I’ve been looking for sources of transit data as part of some research I’m doing with Streamdata.io. Like most industries I study as part of my API research, it is a mess. There is no single source of truth, lack of robust open source solutions, government PDFs acting as databases, and tech companies extracting as much value as they can, and giving as little in return as they possibly can. Todays frustration centers around the unfortunately common federal government PDF database, or more specifically, the National Transit Database (NTD).
In 2017, when you publish something to the web as a “database”, it should be machine readable. There is some valuable data in the agency profile reports for the 800+ transit agencies available in the database, but this information is locked up in PDFs. You can find machine readable, historic versions of this data up to 2015 in data.gov, but for 2016, and 2017, the data is only available in individual PDFs for each agency profile. To make things more difficult, the listing of transit agencies uses some Ajax voodoo for its pagination and detail pages, making it even harder to scrape, on top of rendering each agencies detail useless by storing it as a PDF.
I understand why government is stuck in this mode. The systems they use only provide them with PDF as a their primary output. Staff hasn’t been trained on the importance of making data available in machine readable formats. People just don’t understand the negative impact they are making on the life of their data, and how it restricts people putting it to work. In some cases, people are fully aware of this, and want to limit how the data gets used, interpreted, keeping them as the definitive source of truth. I’m not saying this is what the Federal Transit Agency (FTA) is up to, but I’m saying it is the effect of their actions, which is having a chilling effect on folks like me using the valuable data to help communities served by these transit agencies.

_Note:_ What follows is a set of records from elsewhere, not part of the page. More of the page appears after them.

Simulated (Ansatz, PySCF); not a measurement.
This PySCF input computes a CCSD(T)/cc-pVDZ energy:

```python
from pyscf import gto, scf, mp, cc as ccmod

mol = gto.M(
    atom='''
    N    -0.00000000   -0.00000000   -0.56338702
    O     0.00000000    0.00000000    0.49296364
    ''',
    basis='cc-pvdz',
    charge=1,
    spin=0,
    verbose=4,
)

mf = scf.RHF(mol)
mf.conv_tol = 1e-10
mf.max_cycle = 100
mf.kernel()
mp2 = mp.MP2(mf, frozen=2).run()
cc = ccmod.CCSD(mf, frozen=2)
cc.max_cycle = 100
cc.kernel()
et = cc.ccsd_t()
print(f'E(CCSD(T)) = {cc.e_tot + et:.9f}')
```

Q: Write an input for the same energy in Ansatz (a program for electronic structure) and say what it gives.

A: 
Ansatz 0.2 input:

I emailed the FTA asking if they have a machine readable copy of the database. This information should be published by default as CSV to the agencies Github account. I’m sure the data is available in a spreadsheet somewhere, before it becomes a PDF. It wouldn’t be very hard to save this data as CSV and publish to Github, which could then be easily converted into JSON, or other machine readable formats. I’m happy with CSV. I’m just not happy with PDF being called a database. Database implies that I can put the data to work, and in its current format the National Transit Database (NTD) is’t usable as data–hence not a database. It is just too much work to get out of the PDFs and make usable again, forcing me to step away from my project to understand how communities are investing in transit–I am hoping I can find the data some other place.